When the Lakers took Russell second overall in the 2015 NBA Draft they showed forward thinking and acknowledged the way the NBA is becoming more guard dominant. In his first season D’Angelo came in with a natural feel for the game on the offensive end. There were numerous jaw-dropping passes throughout the year but also he often made the right read on offense when deciding to attack or create.
Additionally, given the roster it’s no surprise that Russell had an absurd amount of assists lost due to teammates missing close shots or simply not catching the ball cleanly. The takeaway there should be that he can make those difficult passes and find open teammates regularly, with hopeful roster improvements those mishandled passes will turn into points soon.
Russell is a larger guard and uses his size to fend off opponents exceptionally well for a rookie. At 6’5 D’Angelo was extremely efficient in the post on smaller guards. Whether it’s drawing contact and getting to the line or finishing with his length over defenders, posting up should become a staple of his game going forward.

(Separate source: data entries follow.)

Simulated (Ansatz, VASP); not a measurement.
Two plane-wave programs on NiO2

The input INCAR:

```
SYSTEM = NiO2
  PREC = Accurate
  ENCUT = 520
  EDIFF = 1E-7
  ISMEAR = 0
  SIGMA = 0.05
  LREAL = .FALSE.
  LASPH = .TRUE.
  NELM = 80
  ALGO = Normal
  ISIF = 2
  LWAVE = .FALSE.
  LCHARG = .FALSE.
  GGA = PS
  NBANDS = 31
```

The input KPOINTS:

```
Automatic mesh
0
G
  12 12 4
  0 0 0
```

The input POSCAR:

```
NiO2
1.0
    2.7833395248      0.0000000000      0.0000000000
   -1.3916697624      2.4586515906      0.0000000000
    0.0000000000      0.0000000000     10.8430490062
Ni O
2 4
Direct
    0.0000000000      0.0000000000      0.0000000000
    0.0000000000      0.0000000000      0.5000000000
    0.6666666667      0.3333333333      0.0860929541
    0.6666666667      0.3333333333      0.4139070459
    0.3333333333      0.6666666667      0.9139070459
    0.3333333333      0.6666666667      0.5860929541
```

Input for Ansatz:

Three point shooting was somewhat up and down for him during his rookie year but we can chalk that up to adjusting to the NBA distance. Russell did flash deadly shooting potential throughout the season though, in the month of February he shot .462 percent from distance, splashed 8 threes against Brooklyn in a 39 point game in March, and set a Laker rookie record with 130 threes during the season. I just mentioned the 39 point game which was the highest output of any rookie this season but it wasn’t just a flash in the pan, the rookie added another 30 point game and had thirteen 20 point games during the season, showing that he is capable of breaking out and scoring with high volume.
Entering the season, the knock on Russell was that he wouldn’t be able to defend other guards on a nightly basis. While he will never be a lock-down defender by any means and he got caught falling asleep off the ball at times, there were signs that he could hold his own on that end of the floor. Russell managed to finish 2nd in steals for the rookie class only behind TJ McConnell. He will never have to be an elite defender, but becoming average defensively can certainly help Russell’s confidence going forward.
With Kobe Bryant gone, the most vital player on the Lakers’ roster is D’Angelo Russell. The team took him second overall in hopes that he would become a star, and if he continues on this path the future is bright for Russell.
LARRY NANCE, JR.
20.1 MPG 5.5 PTS 5 REB .7 AST .527 FG%
17pts/11reb/2stl/.667 FG% vs MEM (12.27.15)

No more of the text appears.